Gupta, who is 52, is awaiting extradition to the United States from the Czech Republic. He faces murder-for-hire, conspiracy and racketeering charges in the United States in connection with the alleged plot.
The leader of Sikhs for Justice, attorney Gurpatwant Singh Pannum, a U.S.-Canadian dual national, has previously indicated he was the target, telling reporters the government of Indian Prime Minister Narendra Modi wanted to kill him for criticizing the Indian government and advocating for an independent state of Khalistan.
“The defendant conspired from India to assassinate, right here in New York City, a U.S. citizen of Indian origin who has publicly advocated for the establishment of a sovereign state for Sikhs,” said U.S. Attorney Damian William in a statement. “We will not tolerate efforts to assassinate U.S. citizens on U.S. soil.”
Defendant’s ‘hitman’ was undercover agent
U.S. law enforcement detected and disrupted the operation.
According to a superseding indictment unsealed Wednesday, Gupta contacted an individual whom Gupta believed to be a criminal associate, but who was actually a confidential source working with the Drug Enforcement Agency.
Gupta asked the source for assistance in contracting a hitman to murder the target in New York City. The confidential source introduced Gupta to a purported hitman, who was in fact an undercover U.S. law enforcement officer, according to the indictment.
“When a foreign government employee allegedly committed the brazen act of recruiting an international narcotics trafficker to murder a U.S. citizen on U.S. soil, DEA was there to stop the plot,” said DEA Administrator Anne Milgram in a statement on Wednesday.
A day after a Sikh separatist in Canada, Hardeep Singh Nijjar, was assassinated on June 19 near Vancouver, Gupta allegedly instructed the man he thought would be the hitman to proceed with the murder in New York because both Sikh activists were on the same hit list.
Canadian Prime Minister Justin Trudeau subsequently accused the Indian government of involvement in the killing of Nijjar. Trudeau’s accusation, which India denied, roiled relations between Ottawa and New Delhi.
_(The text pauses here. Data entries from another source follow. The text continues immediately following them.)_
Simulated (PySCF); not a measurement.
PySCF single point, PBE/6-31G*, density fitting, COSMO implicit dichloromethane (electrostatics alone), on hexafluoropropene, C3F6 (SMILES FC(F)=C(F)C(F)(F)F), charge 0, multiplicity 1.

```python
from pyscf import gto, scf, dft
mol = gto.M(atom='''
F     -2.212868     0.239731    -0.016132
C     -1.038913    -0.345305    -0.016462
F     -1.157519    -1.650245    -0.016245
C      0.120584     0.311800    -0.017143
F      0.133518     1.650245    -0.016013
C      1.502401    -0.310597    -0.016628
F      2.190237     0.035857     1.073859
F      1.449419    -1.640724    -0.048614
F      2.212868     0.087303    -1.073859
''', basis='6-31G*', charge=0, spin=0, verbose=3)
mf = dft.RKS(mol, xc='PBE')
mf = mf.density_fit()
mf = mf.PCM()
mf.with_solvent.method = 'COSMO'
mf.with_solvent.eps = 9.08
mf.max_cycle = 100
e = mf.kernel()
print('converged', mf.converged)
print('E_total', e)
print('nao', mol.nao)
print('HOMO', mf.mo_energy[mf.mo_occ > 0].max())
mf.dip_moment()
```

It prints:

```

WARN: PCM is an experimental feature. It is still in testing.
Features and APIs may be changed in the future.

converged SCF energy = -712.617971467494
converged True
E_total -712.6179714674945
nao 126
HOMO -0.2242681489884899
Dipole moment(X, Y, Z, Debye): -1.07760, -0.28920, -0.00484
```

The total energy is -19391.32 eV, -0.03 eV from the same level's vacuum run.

Gupta was allegedly instructed that if the New York killing could not be done immediately, he should tell the assassin to wait until after Modi concluded his June 22nd state visit to U.S. President Joe Biden at the White House.
The Biden administration learned of the alleged plot late the following month and raised the matter with senior Indian government officials, according to The Washington Post. In early August, national security adviser Jake Sullivan brought his concerns to his counterpart, Ajit Doval, in person during a meeting in another country in the region, the newspaper reported on Wednesday.
The same message was subsequently amplified by the director of the Central Intelligence Agency, William Burns, when he flew to New Delhi to meet Ravi Sinha, who heads the Research and Analytical Wing, India’s external intelligence agency.
Biden, according to media reports, also raised the matter when he met again with Modi at the Group of 20 Summit in September in New Delhi.
“Indian counterparts expressed surprise and concern” when confronted by the allegations, National Security Council spokeswoman Adrienne Watson said last week, after the New York plot was first reported by The Financial Times. “They stated that activity of this nature was not their policy.”
India’s government has set up a high-level inquiry to look into the allegations of its involvement.
The U.S. government shared some information and India "takes such inputs seriously since they impinge on our national security interests as well, and relevant departments were already examining the issue," said External Affairs Ministry spokesman Arindam Bagchi in a statement issued Wednesday.